Anglesey motion denied

Jacob Anglesey is stuck with his no contest plea to aggravated homicide.

Anglesey’s plea, initially entered through a plea agreement with the Sweetwater County Attorney’s Office, dismisses the original charge of first-degree murder in the 2009 death of two-year-old Konnor Allen.

Anglesey’s attorneys attempted to convince Third District Court Judge Richard Lavery to allow Anglesey to change his plea last week, citing a desire to change their defense strategy as a result of recently uncovered comments made by Allen’s mother during a police interview. The interview was inadvertently excluded from a complete case file provided by the Wyoming Department of Criminal Investigation due to a software glitch involving report approvals made by supervisors.

When the report was released to both sides, Anglesey’s attorneys claimed comments made from the child’s mother, admitting she wanted to kill Anglesey after Allen’s death, as well as a previous battery charge she plead no contest to changed their strategy.

All of that amounted to nothing as Lavery issued a decision Friday afternoon rejecting the motion to change Anglesey’s plea. According to the denial by Lavery, he agrees with the county attorney’s office’s claims that it would suffer prejudice due to the fact that it is an older case and the victims need closure, as well as the fact the time it would take to restart a trial would also prejudice the state. Lavery also writes that Anglesey hasn’t said anything more than “his bare assertion to support his assertion of innocence.”

His defense argued that they pursued their accident theory because they knew nothing about Allen’s mother.
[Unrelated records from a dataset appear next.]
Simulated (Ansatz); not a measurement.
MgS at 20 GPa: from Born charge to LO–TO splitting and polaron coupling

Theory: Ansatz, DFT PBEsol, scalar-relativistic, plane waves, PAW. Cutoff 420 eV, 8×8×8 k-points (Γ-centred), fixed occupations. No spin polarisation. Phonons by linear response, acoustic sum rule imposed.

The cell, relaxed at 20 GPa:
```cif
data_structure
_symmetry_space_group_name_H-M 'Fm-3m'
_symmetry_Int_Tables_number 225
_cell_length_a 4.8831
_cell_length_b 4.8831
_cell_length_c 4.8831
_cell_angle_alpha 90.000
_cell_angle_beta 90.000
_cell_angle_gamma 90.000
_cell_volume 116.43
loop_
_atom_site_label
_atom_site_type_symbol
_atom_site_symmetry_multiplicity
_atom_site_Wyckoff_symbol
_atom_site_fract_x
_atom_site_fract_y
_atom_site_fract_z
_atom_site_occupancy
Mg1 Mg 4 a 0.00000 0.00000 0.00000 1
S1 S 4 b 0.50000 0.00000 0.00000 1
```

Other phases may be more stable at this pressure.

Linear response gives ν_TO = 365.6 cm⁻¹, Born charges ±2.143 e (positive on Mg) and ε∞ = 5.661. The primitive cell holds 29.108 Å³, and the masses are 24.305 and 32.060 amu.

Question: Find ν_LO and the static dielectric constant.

“As the State points out, though it committed technical violations of the discovery rules, its failure to do so was insubstantial because the defendant hasn’t shown that the new theory of defense is not speculative or is supported by a scintilla of evidence,” Lavery writes.

Lavery continues to write that even if looked in the most favorable light, claims made by Allen’s mother after the death would “at most be limited impeachment of a minor witness whose testimony is corroborated by the defendant’s statements.”

Lavery wrote that factor weighed strongly against allowing Anglesey to withdraw his plea.